I've been thinking about the limitations of the NES so as to properly emulate them, and there is something I simply don't understand. Vertical mapping. By which I mean, when the image map for the background is drawn to fill a vertical space. (If I have the term wrong please correct me.)
I want to avoid ever needing that so I don't have to worry about seeing the tiles on one side of the screen using the wrong palette. (Not just because it looks ugly but because I have no idea how to recreate that effect properly.) So I have been studying how various games work to understand how I can avoid the problem. And... I'm kind of at a loss as to why any game had this problem.
Most games can avoid this because the top and bottom edges are cut off on the NTSC NES, and so if the game has the map laid out horizontally, when/if the screen moves vertically those tiles that are the wrong palette are simply not seen. So to avoid seeing this problem, all I need to do is make sure my game is laying out the map horizontally.
Typically, a game that features vertical and horizontal scrolling and a status bar will have this problem. In that situation, the map has the status bar on the top or bottom of the map, and then draws a vertical chunk of the map, and since it has to write over the map to "scroll" to the left or right, an edge will get that palette-bleeding effect.
As I have been studying various games, it has become apparent to me that each scanline can draw the background from any desired co-ordinate in the map. So when it gets to the scanline where the status bar is, it just draws that portion of the map which contains the status bar. (And this is also how games fake parallax scrolling by having some scanlines more at a different rate across the map than others.)

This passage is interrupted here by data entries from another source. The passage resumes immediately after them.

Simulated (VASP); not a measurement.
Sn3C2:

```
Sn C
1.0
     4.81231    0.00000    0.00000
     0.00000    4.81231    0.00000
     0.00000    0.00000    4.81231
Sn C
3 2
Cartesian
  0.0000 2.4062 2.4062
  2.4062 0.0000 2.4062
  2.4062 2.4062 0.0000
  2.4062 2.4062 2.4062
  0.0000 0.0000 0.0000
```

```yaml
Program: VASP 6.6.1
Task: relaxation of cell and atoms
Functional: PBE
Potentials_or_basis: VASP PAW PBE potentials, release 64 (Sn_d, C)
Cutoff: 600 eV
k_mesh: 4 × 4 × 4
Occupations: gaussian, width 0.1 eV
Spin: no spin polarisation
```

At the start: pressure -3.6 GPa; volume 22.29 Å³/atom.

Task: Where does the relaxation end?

But if this feature exists, why can't a game with a status bar still have vertical scrolling with a horizontal map? Couldn't the system (if it had to) split the screen to draw, say, the bottom portion of the map on the top portion of the screen, and the top portion of the map on the bottom portion of the screen? It wouldn't be too hard to compute the math for that, so I don't see why a game couldn't do that to avoid the palette-bleeding that would come from using a vertical map.
In fact, isn't this already happening in a couple games? Games that have vertical scrolling and a status bar. Some parts of Castlevania III and some maps in Super Mario Bros 3; they have vertical levels that clear are taller than the two screens worth of map the game can load. How do they handle this and not draw the status bar into the play area?
And then I see some games that use a vertical map, and I have no idea why. Mega Man 5 is a good example. Since the health bar is made of sprites, it could just have the map be horizontal, but it doesn't. And it just keeps a chunk of the level that can't even be seen in that spot. Why? It's not using that space; it's a terrible waste.
I want to avoid ever needing that so I don't have to worry about seeing the tiles on one side of the screen using the wrong palette. (Not just because it looks ugly but because I have no idea how to recreate that effect properly.) So I have been studying how various games work to understand how I can avoid the problem. And... I'm kind of at a loss as to why any game had this problem.
Most games can avoid this because the top and bottom edges are cut off on the NTSC NES, and so if the game has the map laid out horizontally, when/if the screen moves vertically those tiles that are the wrong palette are simply not seen. So to avoid seeing this problem, all I need to do is make sure my game is laying out the map horizontally.
Typically, a game that features vertical and horizontal scrolling and a status bar will have this problem. In that situation, the map has the status bar on the top or bottom of the map, and then draws a vertical chunk of the map, and since it has to write over the map to "scroll" to the left or right, an edge will get that palette-bleeding effect.
As I have been studying various games, it has become apparent to me that each scanline can draw the background from any desired co-ordinate in the map. So when it gets to the scanline where the status bar is, it just draws that portion of the map which contains the status bar. (And this is also how games fake parallax scrolling by having some scanlines more at a different rate across the map than others.)
But if this feature exists, why can't a game with a status bar still have vertical scrolling with a horizontal map? Couldn't the system (if it had to) split the screen to draw, say, the bottom portion of the map on the top portion of the screen, and the top portion of the map on the bottom portion of the screen? It wouldn't be too hard to compute the math for that, so I don't see why a game couldn't do that to avoid the palette-bleeding that would come from using a vertical map.
In fact, isn't this already happening in a couple games? Games that have vertical scrolling and a status bar. Some parts of Castlevania III and some maps in Super Mario Bros 3; they have vertical levels that clear are taller than the two screens worth of map the game can load. How do they handle this and not draw the status bar into the play area?
And then I see some games that use a vertical map, and I have no idea why. Mega Man 5 is a good example. Since the health bar is made of sprites, it could just have the map be horizontal, but it doesn't. And it just keeps a chunk of the level that can't even be seen in that spot. Why? It's not using that space; it's a terrible waste.